It’s a new year and that means everyone is off to an inspiring start on their new years resolutions. You may already have your plan in effect to lose weight, get fit, and aim for that new promotion, but what are you doing about the pile of debt you racked up over the holidays? It’s well worth noting that only 8% of the population will be successful in their new years resolutions (according to the trivia flip calendar on my desk.)
While you pay the minimum balance on your credit card accounts, that debt is going to continue accruing interest and take you years to pay off. Wouldn’t it be nice if you started to take control of it today before it controls you? (And if it already does, I can help.) Here are a few tips to live by to get your mountain of debt in order.

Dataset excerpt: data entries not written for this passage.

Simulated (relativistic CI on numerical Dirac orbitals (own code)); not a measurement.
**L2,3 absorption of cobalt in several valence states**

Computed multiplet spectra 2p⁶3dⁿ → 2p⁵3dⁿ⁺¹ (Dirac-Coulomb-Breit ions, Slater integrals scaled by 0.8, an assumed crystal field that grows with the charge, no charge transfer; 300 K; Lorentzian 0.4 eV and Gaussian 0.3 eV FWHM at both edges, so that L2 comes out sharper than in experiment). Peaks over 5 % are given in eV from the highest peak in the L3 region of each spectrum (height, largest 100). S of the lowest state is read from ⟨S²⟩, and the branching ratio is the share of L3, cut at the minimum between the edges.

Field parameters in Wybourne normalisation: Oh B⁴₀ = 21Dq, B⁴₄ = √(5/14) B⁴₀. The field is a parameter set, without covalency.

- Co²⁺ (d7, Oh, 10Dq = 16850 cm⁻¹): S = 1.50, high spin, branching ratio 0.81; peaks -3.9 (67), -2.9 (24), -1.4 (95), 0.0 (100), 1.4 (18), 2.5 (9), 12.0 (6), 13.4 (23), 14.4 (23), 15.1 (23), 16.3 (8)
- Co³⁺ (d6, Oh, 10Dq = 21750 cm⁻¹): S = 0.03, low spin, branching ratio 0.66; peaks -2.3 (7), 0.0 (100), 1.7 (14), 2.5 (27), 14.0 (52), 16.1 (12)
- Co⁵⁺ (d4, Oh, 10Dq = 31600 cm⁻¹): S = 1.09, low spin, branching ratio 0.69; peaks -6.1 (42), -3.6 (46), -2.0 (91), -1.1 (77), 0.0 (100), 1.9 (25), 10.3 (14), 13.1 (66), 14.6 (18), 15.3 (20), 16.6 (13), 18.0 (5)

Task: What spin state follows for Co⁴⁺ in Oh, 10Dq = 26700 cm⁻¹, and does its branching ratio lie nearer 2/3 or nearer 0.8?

Find out what is on your credit report
You would be surprised at the amount of people who have not a clue as to what is reporting on their credit report. Most people aren’t even sure how much debt they are actually in. They may say its one number when it’s actually much more. Your first step towards paying off your debt is to find out how much of it you have. You’re going to need to get a credit report. You can obtain one by visiting www.annualcreditreport.com. They will give you one free FICO credit report every calendar year. You may also go with free online sites like Credit Karma or Credit Sesame. However, the free online sites only pull from one bureau and their scores are not FICO. (For more on FICO vs FAKO, read our past blog here.)
Once you get your credit report make note of all of your debt. Write it down and add it up so that you know just exactly how much debt you are in. For some of you this may be devastating, but don’t worry, look at it more like a goal to obtain and keep you mind focused on the end result.
Make a budget
Now that you can see how much debt you are in and how many bills you have to pay, it’s time to make a budget. Study your past bills and bank statements and write down all your necessary living expenses. This includes: Rent or mortgage, utility and credit card bills, car payments, ect. Make sure you’re paying everything on your credit report on time so that your accounts don’t fall into the negative.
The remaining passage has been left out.